Customize rails find_in_batches
Today I ran into an issue while reading a quite significant mysql database table. I needed to fetch the
records in batches so the good old find_in_batches
method in rails ActiveRecord
came into
picture.
Now the actual problem surfaced, as the lookup table was not having any sort of ID column present,
the find_in_batches
kept throwing an error Invalid Statement
. After some debugging it came to
light that find_in_batches
by default only works with Integer only Primary Key fields, as it uses
order
to order the records as per the Integer Primary Key column.
Thanks to http://monkeyandcrow.com/blog/reading_rails_how_do_batched_queries_work/
So I came up with this little hack that seemed to work for me:
module CustomFindInBatches
def custom_find_in_batches(options={})
return unless block_given?
start = options[:start]
batch_size = options.delete(:batch_size) || 1000
# use custom primary key set in the model
relation = self.reorder(self.primary_key).limit(batch_size)
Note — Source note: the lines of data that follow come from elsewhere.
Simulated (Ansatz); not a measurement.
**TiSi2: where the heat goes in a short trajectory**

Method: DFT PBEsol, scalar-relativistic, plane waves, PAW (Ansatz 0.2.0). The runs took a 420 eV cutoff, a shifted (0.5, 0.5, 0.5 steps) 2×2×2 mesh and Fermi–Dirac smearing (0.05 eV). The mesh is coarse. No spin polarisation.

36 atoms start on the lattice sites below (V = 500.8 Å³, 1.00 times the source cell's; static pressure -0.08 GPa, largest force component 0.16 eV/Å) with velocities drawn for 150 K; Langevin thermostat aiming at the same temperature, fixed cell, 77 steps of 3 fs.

records = start ? relation.offset(start).to_a : relation.to_a
offset = 0
while records.any?
yield(records)
break if records.size < batch_size
offset += batch_size
# fetch batch_size records based on offset
records = relation.offset(offset).to_a
end
end
end
This worked by setting Model.primary_key
on the model and the reordering the relation based on
that primary key, which can now be any data type(which was varchar in my case).